Segmentation Fault with pm.MatrixNormal

I have a pymc3 model with parameters sampled from the pm.MatrixNormal. The size of the matrix is 768*30. But while running the model I am getting segmentation fault. But reducing number of parameters is helping. Are those numbers too big to handle for pymc3 models? If needed I can elaborate my model in more details. Any help is welcome.

A segfault is always a pretty bad bug. Could you post something that I can reproduce? (github is a better place for this, but here is fine too if you prefer).

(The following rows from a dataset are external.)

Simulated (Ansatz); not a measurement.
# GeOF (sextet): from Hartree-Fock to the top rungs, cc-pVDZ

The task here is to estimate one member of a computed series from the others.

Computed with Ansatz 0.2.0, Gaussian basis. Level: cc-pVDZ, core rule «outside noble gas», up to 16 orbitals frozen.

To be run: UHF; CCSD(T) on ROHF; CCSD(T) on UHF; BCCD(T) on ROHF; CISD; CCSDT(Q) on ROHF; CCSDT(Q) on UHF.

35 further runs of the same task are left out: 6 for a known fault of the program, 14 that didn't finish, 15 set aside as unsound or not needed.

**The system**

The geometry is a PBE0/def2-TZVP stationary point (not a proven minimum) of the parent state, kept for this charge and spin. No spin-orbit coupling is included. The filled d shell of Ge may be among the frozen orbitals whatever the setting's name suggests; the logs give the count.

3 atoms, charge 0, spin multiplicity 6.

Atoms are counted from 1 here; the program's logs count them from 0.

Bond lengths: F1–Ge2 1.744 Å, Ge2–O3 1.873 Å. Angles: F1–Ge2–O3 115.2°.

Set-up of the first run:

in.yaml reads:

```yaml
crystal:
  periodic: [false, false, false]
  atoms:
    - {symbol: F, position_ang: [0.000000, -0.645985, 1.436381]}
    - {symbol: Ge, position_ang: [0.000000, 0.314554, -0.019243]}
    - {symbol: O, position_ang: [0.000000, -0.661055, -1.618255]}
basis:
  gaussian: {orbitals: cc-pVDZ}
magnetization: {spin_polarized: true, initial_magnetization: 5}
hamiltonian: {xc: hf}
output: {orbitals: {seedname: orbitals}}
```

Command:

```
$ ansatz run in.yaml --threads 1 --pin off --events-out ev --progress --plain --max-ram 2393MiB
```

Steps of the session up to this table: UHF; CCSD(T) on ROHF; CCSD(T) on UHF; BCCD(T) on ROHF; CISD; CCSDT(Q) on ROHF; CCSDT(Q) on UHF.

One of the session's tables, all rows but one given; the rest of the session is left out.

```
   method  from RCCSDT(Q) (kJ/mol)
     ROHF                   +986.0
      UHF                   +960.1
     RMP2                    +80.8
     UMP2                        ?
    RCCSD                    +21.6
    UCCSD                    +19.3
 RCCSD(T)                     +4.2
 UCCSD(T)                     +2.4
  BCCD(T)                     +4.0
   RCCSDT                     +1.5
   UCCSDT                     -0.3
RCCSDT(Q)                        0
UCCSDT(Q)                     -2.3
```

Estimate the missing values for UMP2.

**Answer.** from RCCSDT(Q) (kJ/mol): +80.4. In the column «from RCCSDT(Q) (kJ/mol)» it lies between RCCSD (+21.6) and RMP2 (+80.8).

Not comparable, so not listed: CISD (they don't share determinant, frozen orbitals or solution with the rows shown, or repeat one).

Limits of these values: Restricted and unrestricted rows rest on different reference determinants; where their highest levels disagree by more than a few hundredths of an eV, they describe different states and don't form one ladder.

Here is the piece of code you can try:

with pm.Model() as model:

    #prior sampling
    u = pm.MvNormal('u',mu=mu_u,cov=cov_u,shape=u_dim)
    transcript0 = pm.MvNormal('transcript0',mu=mu_trans,cov=cov_trans,shape=trans_dim)
    eta_u_transcript = pm.MatrixNormal('eta_u_transcript',colcov=cov_u, rowcov=cov_trans, shape=(trans_dim, u_dim))
    
    sigma_transcript_sq = pm.InverseGamma('sigma_transcript_sq',alpha=1,beta=1)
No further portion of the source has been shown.